Published January 14, 2015
Iran has detained three Americans who crossed the border from northern Iraq, the country's state run television said today, claiming that the American tourists had failed to heed warnings from Iranian guards.
Kurdish officials from northern Iraq said the three — two men and a woman — had mistakenly crossed into Iranian territory Friday while hiking in a mountainous area near the resort town of Ahmed Awaa.
"The Iranians said they have arrested them because they entered their land without legal permission," said Qubad Talabani, the Kurdish regional government's envoy to Washington.
Iran's state owned Arabic-language al-Alam TV station cited a "well-informed source" in the Interior Ministry that the three Americans were detained Friday after crossing into Iran's Kurdistan province.
The report said the Americans were arrested after they did not heed warnings from Iranian border guards.
State Department spokesman Robert Wood said Saturday that Washington had asked the Swiss, who represent U.S. interests in Tehran, "to confirm these reports with Iranian authorities and, if true, to seek consular access" to the detained Americans.
The detentions were the latest irritant in relations between Iran and the United States, which have had no diplomatic ties since 1979 when militant students stormed the U.S Embassy in Tehran and took Americans there hostage for 444 days. The two countries also are locked in a bitter dispute over Tehran's nuclear program.
Kurds occupy an area that sprawls across southwestern Turkey, northern Iraq and eastern Iran. The borders are mountainous and not clearly marked, making them popular smuggling routes for centuries.
Iraq's self-ruled Kurdish region has been relatively free of the violence that plagues the rest of Iraq. Foreigners often feel freer to move around without security guards in the area, and it's relatively easy to enter the region from Turkey, particularly by plane. The Kurdish government generally grants visitors visas valid for one week when they arrive at the airport.
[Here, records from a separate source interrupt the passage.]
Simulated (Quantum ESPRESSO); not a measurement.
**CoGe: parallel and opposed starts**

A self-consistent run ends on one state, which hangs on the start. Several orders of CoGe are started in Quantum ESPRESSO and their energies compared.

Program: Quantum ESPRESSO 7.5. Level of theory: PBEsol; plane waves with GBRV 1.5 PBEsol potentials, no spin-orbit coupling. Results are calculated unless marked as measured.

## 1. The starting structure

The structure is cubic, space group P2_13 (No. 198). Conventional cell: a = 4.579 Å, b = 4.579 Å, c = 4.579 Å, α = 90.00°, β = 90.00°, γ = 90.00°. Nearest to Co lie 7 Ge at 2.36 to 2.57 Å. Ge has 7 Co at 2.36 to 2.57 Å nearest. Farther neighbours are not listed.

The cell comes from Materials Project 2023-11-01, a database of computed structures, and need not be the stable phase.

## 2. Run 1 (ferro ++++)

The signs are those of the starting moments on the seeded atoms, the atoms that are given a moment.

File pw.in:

The ethnic minority gained autonomy after rising up against Saddam Hussein in 1991, and the region was protected from his forces by a U.S.-British no-fly zone until Saddam's fall after the 2003 U.S. invasion.
The three Americans had traveled with a companion to Turkey, then entered the Kurdish region Tuesday through the border crossing at Zakho, the official said. They visited the Kurdish cities of Irbil and Sulaimaniyah on Wednesday. The next day, three of them took a taxi to Ahmed Awaa, a Kurdish security official said.
The three were last heard from after they contacted a friend saying they had entered Iran by mistake and troops had surrounded them, the official said, speaking on condition of anonymity because he wasn't authorized to release the information.
The official said the account came from a fourth member of their group who was feeling sick and had stayed behind in Sulaimaniyah.
The Iranian state TV report claimed the four Americans were together when they crossed the border, but "only one returned (to Iraq), while the three were arrested."
The discrepancy could not immediately be reconciled.
The area where the three disappeared is a popular hiking destination known for a picturesque waterfall and rocky scenery as well as a thick growth of fruit and nut trees. The official said it appeared they were hiking above the waterfall when they accidentally crossed the border.
Kurdish officials said U.S. helicopters and Humvees deployed to the nearby city of Halabja to search for the Americans after they were reported missing on Friday but left after it was determined they had been seized by the Iranians.
Halabja, 150 miles northeast of Baghdad, was the site of a chemical weapons attack ordered by Saddam Hussein in 1988 as part of a scorched-earth campaign to crush a Kurdish rebellion. An estimated 5,600 people were killed in the nerve and mustard gas attacks — the vast majority Kurds — and many still suffer the aftereffects.
In March 2007, Iranian forces captured 15 British service members as they carried out a boarding operation in two inflatable boats launched from the HMS Cornwall.
Iran charged them with being in its territorial waters, and the government televised apologies by some of the captured crew. They were all eventually freed without an apology from Britain, which steadfastly insisted the crew members were taken in Iraqi waters where they were authorized to be.